Contador faces Spanish inquisition.
Tour de France champion Alberto Contador is facing the possibility of a two-year ban and being stripped of his title after the International Cycling Union (UCI) asked the Spanish federation to open disciplinary proceedings against the cyclist.
The 27-year-old three-time Tour winner, who has been provisionally suspended, tested positive for the banned stimulant clenbuterol on the second rest day of this year's Tour, where he beat Luxembourg's
Andy Schleck by 39 seconds to claim the title.
Contador said traces of the substance were found in his system after he ate contaminated meat, prompting the UCI and World Anti-Doping Agency (WADA) to investigate the Spaniard further.
"At the end of a long and meticulous enquiry entrusted to highly qualified, WADA-accredited experts, and considering all the information currently in its possession, the UCI has concluded that disciplinary proceedings should be opened against Alberto Contador," the UCI said in a statement.

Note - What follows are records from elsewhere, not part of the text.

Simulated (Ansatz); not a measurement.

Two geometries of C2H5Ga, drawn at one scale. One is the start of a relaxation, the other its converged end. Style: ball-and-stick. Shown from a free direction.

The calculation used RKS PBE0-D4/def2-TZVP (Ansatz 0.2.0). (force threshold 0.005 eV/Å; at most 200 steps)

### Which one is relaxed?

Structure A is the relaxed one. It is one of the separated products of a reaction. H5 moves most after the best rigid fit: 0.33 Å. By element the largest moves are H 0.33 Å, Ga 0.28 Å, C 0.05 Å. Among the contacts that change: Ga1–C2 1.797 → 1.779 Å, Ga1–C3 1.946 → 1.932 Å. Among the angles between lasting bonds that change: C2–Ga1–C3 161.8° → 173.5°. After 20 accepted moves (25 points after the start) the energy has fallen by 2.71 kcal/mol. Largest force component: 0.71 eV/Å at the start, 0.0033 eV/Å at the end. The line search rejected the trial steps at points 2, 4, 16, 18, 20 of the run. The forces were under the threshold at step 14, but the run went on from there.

The head of the Spanish cycling federation was hopeful that Contador would be cleared of doping in what is expected to be a drawn-out investigation.
"Personally, as the president of the cycling federation, I hope it's resolved in favour of the athlete. Not only for the benefit of the cyclist, but it would be good for cycling,'' Juan Carlos Castano told Spanish national radio late on Monday night.
"I've know him sine he was very young ... and I can't help but feel this empathy with Alberto Contador.''
Castano said the UCI's delay in providing documents had created doubts over the "complicated'' case.
"What's clear is this will be a complicated case due to all the documents we've received from the UCI,'' Castano said.
"Usually once the results are known in the laboratory they are immediately sent to the Spanish federation's committee to open the case. This has taken three months and has created a lot of doubts in all senses.''
The Spanish federation can decide whether to ban Contador, or to clear him. If the federation opts not to sanction the world's top rider, the UCI and WADA will have the opportunity to appeal to the Court of Arbitration for Sport (CAS).
If the federation fail to resolve the case within the three-month limit, it would automatically be handed on to Spain's anti-doping commission.
The rider, one of five to have won the three big Tours (France, Italy and Spain) and whose B-sample analysis confirmed the result of the first test, has threatened to quit the sport if he is banned.